3.3. Results of the Predictive Collision Recognition and Discussion

In

Table 3. Results of the predictive collision recognition in Sites I and II.

	Precision	Recall
Site I	0.13	0.96
Site II	0.35	0.84

, we have observed that the recall values, which measure the proportion of correctly identified risks out of all actual risks, exhibit a notably high level of accuracy, registering at 0.96 for Site I and 0.84 for Site II. These robust recall values emphasize the critical significance of our system in accurately detecting predictive collision risks, particularly in scenarios where the potential for collisions is substantial.

It is worth noting, however, that the recall value for Site II is relatively lower, standing at 0.84. This discrepancy can potentially be rectified by fine-tuning the minimum distance threshold $\delta$. As represented in Figure 8, elevating the minimum threshold yields higher recall values, underscoring the system’s capacity for adaptability through customization. By modifying the minimum distance threshold, we can precisely tailor the precision and recall metrics to align with specific system requirements.

Figure 9 serves as an illustrative example, showing the instances where the system adeptly recognizes predictive collision risks in both Site I and Site II. It showed that the proposed system could reduce the number of actual traffic accidents by proactively predicting the collision risk in real time and warning before a collision occurs.

On the other hand, the precision value, which represents the proportion of correctly identified risks out of all identified risks, presents a relatively lower figure. While our system effectively identifies predictive collision risks between vehicles and pedestrians, there exists an opportunity for enhancement in terms of reducing false positives and elevating precision metrics. It is crucial to underscore that achieving a higher recall remains a paramount objective, as the accurate identification and mitigation of collision risks assumes paramount importance within our context.

The outcomes unveiled in this section thus underscore our dedication to the development of a system that not only excels in terms of accuracy but also stands as a testament to its capacity to significantly contribute to road safety. This contribution is accomplished through the proactive identification of collision risks and the issuance of timely warnings, thereby potentially reducing the incidence of actual traffic accidents—an outcome of considerable societal significance.

3.4. Result of the Time Effectiveness of the Proposed System and Discussion

In this section, we describe the results of the time effectiveness analysis of the proposed system utilizing edge computing and discuss these findings. Our results highlight the exceptional efficiency of the system, which achieves all procedures in about 23 milliseconds, equal to an impressive 43 frames per second (FPS). It is particularly noteworthy that the proposed system achieves this high level of performance while recording the video stream at a standard rate of 30 FPS. The critical points of the system, such as object detection, object tracking, and trajectory prediction (including position updates), require processing times of approximately 7.5 ms, 15.0 ms, and 3.5 ms, respectively. This outcome signifies that the proposed system can handle assigned tasks in real time without any delay or significant frame skips.

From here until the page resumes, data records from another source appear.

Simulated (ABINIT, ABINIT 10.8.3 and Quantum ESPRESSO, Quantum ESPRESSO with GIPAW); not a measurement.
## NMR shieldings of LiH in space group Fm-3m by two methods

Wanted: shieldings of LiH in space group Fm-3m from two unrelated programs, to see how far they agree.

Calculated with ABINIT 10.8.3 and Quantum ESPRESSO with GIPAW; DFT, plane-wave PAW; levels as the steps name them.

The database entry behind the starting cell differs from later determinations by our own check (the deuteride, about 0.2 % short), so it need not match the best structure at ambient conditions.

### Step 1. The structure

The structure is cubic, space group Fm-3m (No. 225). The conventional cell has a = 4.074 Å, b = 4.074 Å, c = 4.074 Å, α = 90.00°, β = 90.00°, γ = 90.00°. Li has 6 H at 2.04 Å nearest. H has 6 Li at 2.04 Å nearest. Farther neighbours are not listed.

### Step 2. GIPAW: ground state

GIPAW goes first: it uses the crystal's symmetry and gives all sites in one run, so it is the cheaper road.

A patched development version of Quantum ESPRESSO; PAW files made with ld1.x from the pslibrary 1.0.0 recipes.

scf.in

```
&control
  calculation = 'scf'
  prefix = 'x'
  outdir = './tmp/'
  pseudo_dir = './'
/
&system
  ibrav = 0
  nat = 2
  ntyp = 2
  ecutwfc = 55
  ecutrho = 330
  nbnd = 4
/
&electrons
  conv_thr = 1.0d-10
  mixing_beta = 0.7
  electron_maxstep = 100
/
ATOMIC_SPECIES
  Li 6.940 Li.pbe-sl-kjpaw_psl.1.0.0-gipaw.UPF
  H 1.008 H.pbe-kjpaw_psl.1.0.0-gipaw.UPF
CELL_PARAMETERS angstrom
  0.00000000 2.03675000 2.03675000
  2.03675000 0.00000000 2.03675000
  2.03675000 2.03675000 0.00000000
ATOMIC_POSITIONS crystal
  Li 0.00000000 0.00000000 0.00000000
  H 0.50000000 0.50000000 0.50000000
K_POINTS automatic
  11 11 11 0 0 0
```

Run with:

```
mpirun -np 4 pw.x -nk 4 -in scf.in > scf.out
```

To showcase the system’s performance, we highlight its ability to accurately detect various critical scenarios, such as identifying pedestrians crossing roadways, recognizing vehicles executing turns at unsignalized intersections, and seamlessly tracking cyclists merging into traffic. Compared to traditional systems that address road-related risks and phenomena, our innovative system provides a superior solution. It effectively addresses data flow challenges while simultaneously processing video footage in real time. Furthermore, it excels in recognizing potential risks by predicting the trajectories of road users, enhancing its overall efficacy in ensuring road safety for vulnerable road users. The critical points of the proposed system, namely, object detection, object tracking, and trajectory prediction (including position updates), consume processing times of approximately 7.5 ms, 15.0 ms, and 3.5 ms, respectively. This outcome signifies that the proposed system can handle the assigned tasks in real time without any delay or frame skips.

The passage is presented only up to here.